(212) 318-6054
vadimavdeychik@paulhastings.com
March 2, 2021
Ms. Anu Dubey
U.S. Securities and Exchange Commission
100 F Street, N.E.
Washington, DC 20549
Re: Brookfield Real Assets Income Fund Inc. (the “Company”)
File Numbers: 333-251492; 811-23157
Dear Ms. Dubey:
This letter responds to your comments provided to the undersigned with respect to the Registration Statement on Form N-2 (the “Registration Statement”) of the Company, which was filed with the Securities and Exchange Commission (the “Commission”) on December 18, 2020 (SEC Accession No. 0001104659-20-137424).
The Company’s responses to your comments are reflected below. We have restated your comments for ease of reference. Changes will be reflected in pre-effective amendment no. 1 to the Registration Statement (the “Amendment”), which will be marked to show all changes made since the filing of the Registration Statement. Capitalized terms used herein shall have the same meaning provided to them in the Registration Statement, unless otherwise indicated.
Comment 1: Please confirm that the Company was in compliance with Rules 30e-1(c) and 30b2-1(a) and thus, qualified to register securities pursuant to General Instruction A.2 of the Form N-2.
Response: The Company respectfully submits that while it is not currently A.2 qualified, it anticipates that it will become A.2 qualified after April 1, 2021, and at that time, intends to register securities pursuant to General Instruction A.2 of Form N-2 and offer securities on a delayed or continuous basis in reliance on Rule 415 under the Securities Act of 1933.
Comment 2: Please include disclosure on the cover page of the Prospectus stating that the rights offering to purchase common shares may substantially dilute the aggregate net asset value of shares owned by shareholders who do not fully exercise their rights and these shareholders should expect upon completion of the offering to own a smaller proportionate interest in the Company than before the offering.
Response: The Company respectfully submits that such disclosure is already included in the Prospectus Supplement relating to the offering of subscription rights. As a result, the Company does not believe any additional disclosure is required.
Comment 3: On the Cover Page of the Registration Statement, please add a cross reference to the risks associated with leverage.
Response: The Company will add the following underlined language in the Amendment: Investing in our securities involves certain risks. You could lose some or all of your investment. See “Risk Factors and Special Considerations” beginning on page [·] of this Prospectus for factors that should be considered before investing in our securities, including “Leverage Risk” on page [·].
Comment 4: If the Company intends to rely on Rule 30e-3 under the Investment Company Act of 1940, please add the required legend on the cover page.
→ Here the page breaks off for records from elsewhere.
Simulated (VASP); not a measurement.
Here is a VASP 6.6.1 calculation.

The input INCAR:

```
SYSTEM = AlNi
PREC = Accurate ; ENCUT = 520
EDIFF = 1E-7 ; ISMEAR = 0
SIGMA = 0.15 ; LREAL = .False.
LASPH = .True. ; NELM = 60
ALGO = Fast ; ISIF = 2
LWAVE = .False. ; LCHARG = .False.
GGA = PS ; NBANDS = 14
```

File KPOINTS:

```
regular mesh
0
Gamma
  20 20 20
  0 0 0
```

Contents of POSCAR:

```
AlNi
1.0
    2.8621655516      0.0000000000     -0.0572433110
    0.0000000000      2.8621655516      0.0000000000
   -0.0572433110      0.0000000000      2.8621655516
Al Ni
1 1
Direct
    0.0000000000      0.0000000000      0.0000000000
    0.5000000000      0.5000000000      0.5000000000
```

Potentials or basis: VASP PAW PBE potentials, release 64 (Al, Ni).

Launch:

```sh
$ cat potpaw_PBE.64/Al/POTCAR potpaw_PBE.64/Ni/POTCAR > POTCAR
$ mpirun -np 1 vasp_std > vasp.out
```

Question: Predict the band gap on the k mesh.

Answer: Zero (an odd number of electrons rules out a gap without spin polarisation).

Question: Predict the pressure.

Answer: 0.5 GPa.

Response: The Company confirms that the required legend will be added in the Amendment.
Comment 5: Please advise whether the Company invests in so-called “covenant-lite” loans, and, if so, please add applicable disclosure and risk factor.
Response: From time to time, the Company may invest in so-called “covenant-lite” loans as part of its principal investment strategy. As a result, the Company confirms that the Amendment will be revised as appropriate.
Comment 6: Please add Acquired Fund Fees and Expenses (“AFFE”) line item to the Fee Table, if the fees of investing in other funds are greater than one basis point.
Response: The Company respectfully submits that at this time AFFE is not greater than one basis point. As a result, no further disclosure is necessary at this time.
Comment 7: Please consider revising the Risk Factors and Special Considerations Section to remove any risks that are not principal risk factors.
Response: The Company confirms that the Amendment will be revised as appropriate.
Comment 8: Please consider summarizing the risk factors in the principal Risk Factors section.
Response: The Company confirms that the Amendment will be revised as appropriate.
Comment 9: Please consider adding language to the Bank Loan Risk factor noting that senior loans may not be securities and therefore an investor in senior loans may not receive the protection of the federal securities laws.
Response: The Company confirms that the Amendment will be revised as appropriate.
Comment 10: Please revise the Leverage Risk factor to note that the Company may issue preferred shares in the future. Global comment.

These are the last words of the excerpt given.